Fayetteville pastor's 'Don't Go To Church' message angers some
Posted March 28, 2012 5:04 p.m. EDT
Updated March 29, 2012 8:17 a.m. EDT
Fayetteville, N.C. — “Don’t Go To Church” – the words are blunt and meant to spark a reaction. The controversial message has been popping up all over Fayetteville – on newspaper ads, billboards, T-shirts and online – but the message has a hidden meaning, those responsible say.
“I’ve worn the T-shirt. I’ve had people telling us we’re going to hell,” said Jeff Isenhour, pastor of Arran Lake Baptist Church. “Church is not a place you go. Church ought to be who we are.”

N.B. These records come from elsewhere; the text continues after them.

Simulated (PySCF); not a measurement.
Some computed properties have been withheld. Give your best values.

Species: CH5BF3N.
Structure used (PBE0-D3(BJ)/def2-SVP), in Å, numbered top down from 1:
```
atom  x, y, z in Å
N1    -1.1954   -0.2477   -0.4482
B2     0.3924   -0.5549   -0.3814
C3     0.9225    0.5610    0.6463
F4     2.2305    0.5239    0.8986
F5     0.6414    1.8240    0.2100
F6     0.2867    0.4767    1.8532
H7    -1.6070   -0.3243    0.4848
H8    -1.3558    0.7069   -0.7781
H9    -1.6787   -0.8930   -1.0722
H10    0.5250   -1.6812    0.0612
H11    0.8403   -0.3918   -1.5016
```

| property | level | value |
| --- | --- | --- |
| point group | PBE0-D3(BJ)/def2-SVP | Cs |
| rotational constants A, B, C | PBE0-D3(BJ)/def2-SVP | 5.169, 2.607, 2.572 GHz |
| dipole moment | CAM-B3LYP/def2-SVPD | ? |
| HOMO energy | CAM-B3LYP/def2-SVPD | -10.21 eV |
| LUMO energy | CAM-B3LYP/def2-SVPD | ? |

Isenhour says his congregation is trying to reach out to those with no church home. Instead of going to traditional church on Easter Sunday, they are asking people to come to J.P. Riddle Stadium for a non-traditional service.
Those who go to the event "won't feel out of place. No one will be judging what you're wearing, shaking your hand with a plastic smile or telling you how good it is to finally see you again," according to a video posted on the group's site, DontGoToChurch.org.
The website features a montage of people, including a single mother and a tattooed man, expressing disillusionment with church. The video says 85 percent of Fayetteville residents don't attend church regularly and that 100 percent have a very good reason.
“Do I have to go to a big building to sing 100-year-old songs?” one woman asks.
“Every pastor in this town has heard the same reasons for un-churched people, and we’re just voicing the reasons we’ve heard,” Isenhour said.
Another Baptist pastor, who asked not to be identified, said the message is deceptive and uses a bait-and-switch tactic.
“It might be misleading to people who go to church and think they’re going to something else,” Isenhour said. “But people who don’t go to church, I don’t think it’s misleading.
“We’re not trying to reach church people, we’re trying to reach people who don’t go to church,” he said.